Whilst on one hand, the English cases do not allow for the arrest of ships as security for arbitration claims because of jurisdictional issues, the judges have made exceptions in cases where the defendant is unable to satisfy an award that may be made against him. This uncertainty in the law is one of the reasons that eventually led to the Civil Jurisdiction and Judgments Act 1982.

The English Civil Jurisdiction and Judgments Act (˜CJJA) 1982 only came into force in November 1984, some two years later. It provides:

26 (1) Where in England and Wales or Northern Ireland a court stays or dismisses Admiralty proceedings on the ground that the dispute in question should be submitted to arbitration or to the determination of the courts of another part of the United Kingdom or of an overseas country, the court may, if in those proceedings property has been arrested or bail or other security has been given to prevent or obtain release from arrest”

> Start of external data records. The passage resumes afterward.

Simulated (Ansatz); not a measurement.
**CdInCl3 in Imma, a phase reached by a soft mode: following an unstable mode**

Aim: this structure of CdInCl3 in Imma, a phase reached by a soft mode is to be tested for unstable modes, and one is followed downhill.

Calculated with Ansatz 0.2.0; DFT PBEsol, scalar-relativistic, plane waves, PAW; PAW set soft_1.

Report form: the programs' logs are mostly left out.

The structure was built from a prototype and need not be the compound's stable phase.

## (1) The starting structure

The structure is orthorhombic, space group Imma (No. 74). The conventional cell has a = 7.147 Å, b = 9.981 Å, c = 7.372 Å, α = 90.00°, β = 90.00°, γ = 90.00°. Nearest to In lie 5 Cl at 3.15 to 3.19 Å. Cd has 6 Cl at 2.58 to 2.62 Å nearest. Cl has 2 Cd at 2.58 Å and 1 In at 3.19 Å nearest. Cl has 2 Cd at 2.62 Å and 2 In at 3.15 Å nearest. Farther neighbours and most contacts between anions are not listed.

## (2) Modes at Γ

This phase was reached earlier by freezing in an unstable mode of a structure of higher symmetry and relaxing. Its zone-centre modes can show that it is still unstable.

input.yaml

(a) order that the property arrested be retained as security for the satisfaction of any award or judgment which”

(i) is given in respect of the dispute in the arbitration or legal proceedings in favour of which those proceedings are stayed or dismissed; and

(ii) is enforceable in England and Wales or, as the case may be, in Northern Ireland; or

(b) order that the stay or dismissal of those proceedings be conditional on the provision of equivalent security for the satisfaction of any such award or judgment.

(2) Where a court makes an order under sub-s (1), it may attach such conditions to the order as it thinks fit, in particular conditions with respect to the institution or prosecution of the relevant arbitration or legal proceedings.  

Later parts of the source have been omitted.